The aircraft

With its needle nose, wasp waist, and bulbous nacelles, the Diamond DA42 Twin Star is among the most dramatic new entries to the general aviation market.
The Twin Star's airframe is basically the same as that used in Diamond's DA40 Diamond Star, but with a nose baggage compartment and, of course, beefed-up center spar sections to support the weight of the two engines.
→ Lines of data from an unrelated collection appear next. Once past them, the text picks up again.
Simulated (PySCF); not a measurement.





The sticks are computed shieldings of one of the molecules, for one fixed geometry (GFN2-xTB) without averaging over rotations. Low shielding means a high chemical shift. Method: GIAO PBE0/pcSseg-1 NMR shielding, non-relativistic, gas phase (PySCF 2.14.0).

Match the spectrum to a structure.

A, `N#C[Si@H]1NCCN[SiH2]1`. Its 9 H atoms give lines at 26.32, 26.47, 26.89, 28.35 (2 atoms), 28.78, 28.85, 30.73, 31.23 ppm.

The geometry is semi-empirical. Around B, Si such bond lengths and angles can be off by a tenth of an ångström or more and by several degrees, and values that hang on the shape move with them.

The aircraft is crafted from glass and carbon fiber in a modern manufacturing process which makes the body to light weighted but still very strong. The basic empty weight of the DA42 is only 1090 kg. Using this technique also gives the benefit from generating low drag while airborne and easy to maintain and keep clean from dirt when on the ground.

The Power plants

The engines that power the DA42 are essentially the same four-cylinder, 1.7-liter turbo-diesels used in certain Mercedes-Benz automobiles. The manufacturer Thielert, has added a gearbox of his own design, and replaced the Mercedes crankshaft and camshaft with ones of his own, and installed a customized ECU — the heart of the Twin Star's single-lever power controls — and an electro-hydraulic autofeather system for the propellers.
The engines are equipped with a redundant electronic motor management: the FADEC - system (Full Authority Digital Engine Control) without mechanical back up. The FADEC controls and surveys the engine, and utilizes a single lever control for power setting. In addition, the FADEC system logs all engine data for later analysis.
To deal with the extra heat put out by diesel engines, four cooling radiators are also part of the Thielert engine package: an intercooler for the intake air heated by the turbocharger; a radiator for the glycol-based liquid engine coolant; an oil cooler; and a heat exchanger for cabin heating.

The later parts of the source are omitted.